Attribution
The dataset was made by downloading each individual zip file from 2010-2018 found on the
United States Environmental Protection Agency's website and then combining each years information into one spreadsheet.
The files can be found by scrolling down to "Annual Summary Data" and clicking on each link under "AQI by County".
Licensing
Data and Licensing Information for the EPA can be found
here. The data for this project has a U.S. Public
Domain license.
Size
The final combined dataset is 50 KB large with 951 rows and 13 columns as of May 2019.
Content
State: The state where the county is located.
County: The location of the monitoring site.
ID: The FIPS county code.
Year: The Median AQI of the county for that specific year.
Change: The county's AQI in 2010 subtracted from the county's AQI in 2018.
Important note: The second visualization was made by keeping each year's data in separate files, but the contents used are the same as listed above.
There are a few more columns included in the data, however, those columns were not used in the visualizations.

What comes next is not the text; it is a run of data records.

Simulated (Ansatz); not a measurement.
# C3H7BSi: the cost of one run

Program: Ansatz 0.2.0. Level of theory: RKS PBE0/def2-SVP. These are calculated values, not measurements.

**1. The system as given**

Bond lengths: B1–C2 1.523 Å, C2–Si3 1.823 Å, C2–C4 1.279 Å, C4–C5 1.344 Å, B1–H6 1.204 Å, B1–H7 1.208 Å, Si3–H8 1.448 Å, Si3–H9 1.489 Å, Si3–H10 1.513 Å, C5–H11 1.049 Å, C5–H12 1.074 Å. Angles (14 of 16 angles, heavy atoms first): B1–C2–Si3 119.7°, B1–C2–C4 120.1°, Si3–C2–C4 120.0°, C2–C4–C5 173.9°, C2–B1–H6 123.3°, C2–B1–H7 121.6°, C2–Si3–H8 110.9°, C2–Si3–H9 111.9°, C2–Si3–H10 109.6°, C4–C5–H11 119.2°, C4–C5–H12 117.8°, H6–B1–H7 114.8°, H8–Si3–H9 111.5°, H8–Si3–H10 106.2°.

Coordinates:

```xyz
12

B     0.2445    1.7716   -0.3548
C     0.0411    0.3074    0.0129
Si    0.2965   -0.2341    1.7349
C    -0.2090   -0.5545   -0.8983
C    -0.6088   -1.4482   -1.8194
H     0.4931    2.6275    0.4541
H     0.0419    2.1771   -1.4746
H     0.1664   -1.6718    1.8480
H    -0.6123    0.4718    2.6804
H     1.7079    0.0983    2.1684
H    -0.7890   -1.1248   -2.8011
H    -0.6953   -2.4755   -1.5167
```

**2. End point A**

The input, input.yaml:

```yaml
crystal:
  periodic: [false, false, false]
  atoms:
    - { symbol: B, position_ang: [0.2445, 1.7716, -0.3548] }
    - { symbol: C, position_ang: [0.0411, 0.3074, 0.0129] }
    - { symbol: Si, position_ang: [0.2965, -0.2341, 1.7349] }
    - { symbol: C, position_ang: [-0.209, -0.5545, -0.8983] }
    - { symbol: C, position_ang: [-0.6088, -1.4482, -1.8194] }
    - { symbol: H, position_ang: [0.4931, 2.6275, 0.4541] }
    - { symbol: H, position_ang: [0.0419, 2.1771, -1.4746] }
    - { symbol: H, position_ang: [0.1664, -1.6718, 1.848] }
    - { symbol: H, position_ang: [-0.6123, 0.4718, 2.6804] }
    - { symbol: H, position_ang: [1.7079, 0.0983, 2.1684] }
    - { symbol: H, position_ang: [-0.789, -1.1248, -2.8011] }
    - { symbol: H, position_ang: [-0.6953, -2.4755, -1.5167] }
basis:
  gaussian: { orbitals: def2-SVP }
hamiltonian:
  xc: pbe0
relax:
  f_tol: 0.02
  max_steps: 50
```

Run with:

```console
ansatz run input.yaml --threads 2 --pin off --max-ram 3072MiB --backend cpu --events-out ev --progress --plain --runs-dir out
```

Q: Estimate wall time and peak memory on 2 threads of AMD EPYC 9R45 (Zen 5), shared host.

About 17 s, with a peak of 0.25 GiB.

The extra columns record the amount of "Good", "Moderate", "Unhealthy", and "Hazardous" days the county had that year.
Initial processing
Once the county's data for each year was combined, any counties that did not overlap across all 9 years were removed.
The "Change" column was manually created in excel by taking the entries from 2010 and subtracting them from 2018 entries and storing them in a separate column.
The FIPS codes were taken from the United States Department of Agriculture's
County FIPS Codes
and matched to the respective county in our dataset.